New Jersey Department of Transportation officials say they're fairly pleased with how DOT crews performed this past winter — but there are plans to change a few things.

During a recent winter assessment meeting, the DOT compared notes with representatives from the New Jersey Turnpike Authority, the South Jersey Transportation Authority and the New Jersey State Police Office of Emergency Management.

Steve Schapiro, deputy director of communications for the state Department of Transportation, said moving forward everyone will coordinate forecasting models.

“Each of the agencies actually uses a different forecasting agency, and so working more closely together to synthesize those different forecasts should give us the ability to have a better sense of what the weather might do," he said.
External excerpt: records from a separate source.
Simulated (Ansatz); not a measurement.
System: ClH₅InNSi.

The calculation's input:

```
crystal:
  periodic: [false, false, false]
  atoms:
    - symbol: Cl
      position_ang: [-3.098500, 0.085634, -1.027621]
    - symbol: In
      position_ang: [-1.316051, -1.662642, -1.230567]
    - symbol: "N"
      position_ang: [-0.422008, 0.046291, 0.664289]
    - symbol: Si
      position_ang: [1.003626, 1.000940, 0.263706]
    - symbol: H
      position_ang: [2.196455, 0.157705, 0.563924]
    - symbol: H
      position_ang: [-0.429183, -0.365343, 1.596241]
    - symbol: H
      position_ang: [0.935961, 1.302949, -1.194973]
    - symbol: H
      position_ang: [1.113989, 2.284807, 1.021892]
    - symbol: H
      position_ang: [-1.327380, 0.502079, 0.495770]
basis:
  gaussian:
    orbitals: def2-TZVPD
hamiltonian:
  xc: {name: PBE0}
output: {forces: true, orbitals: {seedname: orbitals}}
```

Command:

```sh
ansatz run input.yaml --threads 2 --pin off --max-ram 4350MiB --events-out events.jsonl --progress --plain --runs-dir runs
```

He said the agencies will work more closely together when a forecast might just be for one small section of the state, to make sure the resources necessary are in place.

According to Schapiro, during this past winter season “the New Jersey Department of Transportation activated 44 times, that compares to the prior season where we activated 33 times. And we spent a total of $92.6 million, and that compares to the prior season, which was $103.1 million."

So why did the DOT spend less money for more storms, even though they activated more?

Schapiro said DOT crews may be activated for a number of different scenarios — including for snow or rain that could freeze, or remnants of a storm that might re-freeze after melting. And storms can be statewide or smaller regional events. The length of a storm can be an issue as well.

A review of budget documents and comments by Assembly Budget Committee members earlier this year suggested New Jersey spent more this past winter than the year before. New Jersey 101.5 is reaching out to the DOT again to clarify the discrepancy.

When asked about the perceived uptick in brining the roads this past winter — with trucks often seen treating roads even when no storm eventually materialized —  Schapiro suggested there was not any uptick at all.

“We use it when it’s necessary, and it all depends on the forecast and the type of storms that we have," he said. It’s an effective pre-treatment that allows us to stay ahead of the storm and keep those roads clear and safe.”

He said every year the DOT starts with about $10 million allocated for winter weather response, but more funds are always available.

“Throughout the winter, the treasury will reimburse the Department for whatever is necessary, so there’s never a question of if we’re going to run out of money," Schapiro  said.